BUILDING A REPLACEMENT SMP MODULE.
It is not hard to build a replacement SMP with all new components. Instead of the Intel 5C032, which most likely is no longer available, a PEEL (ICT) 18CV8 can be substituted. This module is sold by Jameco in the US and Farnell in France. EEPROM's type 93C46 are readily available from a number of vendors.
Figure smpkey.pdf shows how these modules are interconnected and connected to socket IB8 when the key is plugged onto the motherboard. A small decoupling capacitor is wired between VCC and GND of the EEPROM.
The 10k resistor may have helped solve a 5C032/EEPROM hazard in the original key, but may not be necessary with the 18CV8. It does not hurt however to leave it in place. Both the 18CV8 and 93C46 can be programmed on a sprint expert programmer.
The 18CV8 does not even need any PAL in IB7 or IB8 to do so.
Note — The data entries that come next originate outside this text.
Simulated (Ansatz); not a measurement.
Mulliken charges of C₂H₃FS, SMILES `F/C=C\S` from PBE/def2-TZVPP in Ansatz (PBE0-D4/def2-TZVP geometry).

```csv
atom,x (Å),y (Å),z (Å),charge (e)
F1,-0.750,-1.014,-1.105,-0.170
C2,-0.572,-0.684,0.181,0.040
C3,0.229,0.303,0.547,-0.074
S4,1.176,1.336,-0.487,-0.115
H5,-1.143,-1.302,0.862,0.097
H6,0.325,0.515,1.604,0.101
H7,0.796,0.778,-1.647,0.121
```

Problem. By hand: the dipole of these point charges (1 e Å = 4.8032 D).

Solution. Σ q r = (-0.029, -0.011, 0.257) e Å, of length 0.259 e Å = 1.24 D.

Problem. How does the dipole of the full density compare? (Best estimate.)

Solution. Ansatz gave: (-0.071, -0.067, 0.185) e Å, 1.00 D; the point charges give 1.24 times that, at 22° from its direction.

The pld equations are listed in: SMP8.PLD, the JED file is SMP8.JED. For those of you who wonder how the 18CV8-based SMP key functions, the following description might be of interest: The PAL is the vehicle that interfaces the data bus on the sprint expert motherboard
with the EEPROM. Write commands from the sprint software direct the PAL to shift data stored in the EEPROM to a register on the PAL and drive it onto the data
bus, where a software read command can pick it up.
All data is handled serially bit-by-bit. Datasheets from 93C46 manufacturers such as at93c46.pdf clearly describe the process and control signals involved: DI, DO, SK and CS.
A read operation is started by command hex 38 on the data bus.
The PAL uses it to activate register 'chip select' (CS) for the duration of a read operation.
The EEPROM requires a 'read command' to be clocked in first. This is done with a start bit on the DI input, followed by 'one-zero' and a 6-bit address.
The EEPROM is wired (ORG connected to VCC) to send back 16-bit serial data (2 bytes) after receiving the read command and address. It will clock out on its DO output a dummy 0 bit, followed by the 16 data bits. SK is the clock used for all data transfers.
The PAL generates SK pulses and DI information from software write commands following command 38.
When all 16 data bits have been received on DO, registered, driven onto the data bus and read by the sprint software, the CS register is deactivated by the command hex 05.
It is up to the sprint software to read as many double-bytes it wishes to read, at whatever addresses and for whatever purposes. The PAL will also enable write operations to the EEPROM whenever required.
Combinatorial outputs on the PAL are used to provide power to the EEPROM (VCC and GND). These outputs are always enabled. Registers latch signals DI, DO, SK and CS when the PAL is clocked. Outputs DI, SK, and CS going to the EEPROM must also always be enabled.
However the output of register DO should only be put on the sprint card data bus when the PAL input OE is active (down). Socket pins 18, 15, and 12 are available
and have been programmed to receive DO signals.
The sprint software looks specifically at pin 18. To minimize activity on register outputs DI, SK and DO, the equations for these registers require the CS register to be active, which means only during actual EEPROM read/write operations.
The Intel 5C32 and PEEL 18V8 belong to the few modules where output enables can be individually programmed. Many 20-pin PAL's have one OE input common to all outputs and can therefore not be used. It may also be mentioned here that, since inputs OE are common to both sockets IB7 and IB8, one should never run modules in both sockets simultaneously.
Doing so would have their outputs fight each other, possibly overheating and damaging a module.